Data Center Power and Cooling: Mind Your P’s and PUEs

There’s a new currency in data centers these days, and it has nothing to do with dollars and cents, or even with SPECmarks and gigabits per second.

“The growing global concern with energy supplies and greatly increased consumption from countries such as India and China will shortly make ‘joules’ the world’s most important currency,” says Ron Mann, senior director of data center infrastructure at Hewlett-Packard. “Energy costs are in an inescapable upward spiral, and IT expansion and use continue to grow.”

Joules, of course, are internationally recognized units of energy, and, like power utilization effectiveness or PUE ratings, they are on the minds of many IT administrators these days. That’s because of the insatiable appetite that data centers have for energy, not only to power hardware but also, even more significantly from a consumption standpoint, to keep that gear cool.

Fortunately, along with new challenges, there are new options for controlling energy consumption and costs. Server and power-management hardware options now come with monitors and other tools for onboard intelligence, which can make organizations smarter about how they use energy, thus saving money.

New Realities

PUEs are the main metric for measuring the efficiency of data centers. The PUE rating divides the electricity coming into a building by the overall load that is powering IT operations.

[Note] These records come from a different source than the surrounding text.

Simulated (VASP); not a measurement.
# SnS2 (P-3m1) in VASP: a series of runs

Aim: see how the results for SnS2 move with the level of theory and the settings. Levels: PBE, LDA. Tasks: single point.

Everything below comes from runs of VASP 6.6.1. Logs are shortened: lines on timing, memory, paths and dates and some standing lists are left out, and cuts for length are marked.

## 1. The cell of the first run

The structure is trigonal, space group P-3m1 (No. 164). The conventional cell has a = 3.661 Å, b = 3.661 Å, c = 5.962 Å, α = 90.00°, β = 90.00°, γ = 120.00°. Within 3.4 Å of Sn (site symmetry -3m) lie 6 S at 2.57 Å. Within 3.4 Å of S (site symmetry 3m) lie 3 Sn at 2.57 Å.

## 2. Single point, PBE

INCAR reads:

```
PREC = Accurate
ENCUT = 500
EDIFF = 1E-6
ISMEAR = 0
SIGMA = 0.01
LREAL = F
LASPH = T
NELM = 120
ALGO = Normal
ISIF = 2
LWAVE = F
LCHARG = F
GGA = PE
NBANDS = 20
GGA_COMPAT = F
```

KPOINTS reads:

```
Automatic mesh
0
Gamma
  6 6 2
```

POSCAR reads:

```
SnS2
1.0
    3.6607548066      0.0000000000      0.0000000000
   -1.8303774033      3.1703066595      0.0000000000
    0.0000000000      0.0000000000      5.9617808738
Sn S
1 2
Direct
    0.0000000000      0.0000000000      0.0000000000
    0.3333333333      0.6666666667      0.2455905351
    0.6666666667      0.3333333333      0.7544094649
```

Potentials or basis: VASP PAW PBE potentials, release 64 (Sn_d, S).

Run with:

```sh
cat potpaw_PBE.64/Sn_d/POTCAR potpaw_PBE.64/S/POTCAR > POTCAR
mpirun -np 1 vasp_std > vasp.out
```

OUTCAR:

In the world of PUEs, lower is better: A rating of 1 equates to 100 percent efficient. Unfortunately, that’s a number many organizations can only dream about. Many IT facilities run at a collective PUE rate of nearly 2, according to the Uptime Institute.

IT managers are facing a number of challenges in their quest to improve energy efficiency and achieve lower PUE ratings. Changes going on within the facilities are forcing organizations to address some evolving power and cooling realities.

Prior to widespread server virtualization and the quest to consolidate hardware, data center planners often allocated 6 kilowatts or less of power for each server rack. But now that IT managers are eking out higher performance in tighter physical spaces, racks crammed with blade servers may need 20 kilowatts of electricity. This increases power demands and creates ripple effects.

“When you add more servers to the IT environment, you are going to create hot spots that traditional types of cooling methods aren’t going to be able to cool adequately,” says Steve Carlini, global director of data center solution marketing at Schneider Electric, a vendor of data center power and cooling products.

As a result, many IT managers are monitoring their power-consumption habits more closely than ever, and technologies are catching up to help with this high level of scrutiny.

Uninterruptible power supplies (UPS) now routinely include usage monitors that track energy draws. And power distribution units (PDU) come with gauges that show the level of power being directed to individual server racks.

Comprehensive data such as this give IT administrators a clearer picture of their energy requirements. This enables administrators to work with their facilities departments and utility companies to get the power they need to keep operations running continuously. Drilling further into the information, IT managers can also spot potential problem areas, such as a server rack that is approaching a supply threshold that risks costly downtime.

There’s another big advantage to being diligent about monitoring this data: IT organizations may be paying for “captive power,” excess resources that are unnecessarily going to a server rack or other resource that in reality can easily make do with less.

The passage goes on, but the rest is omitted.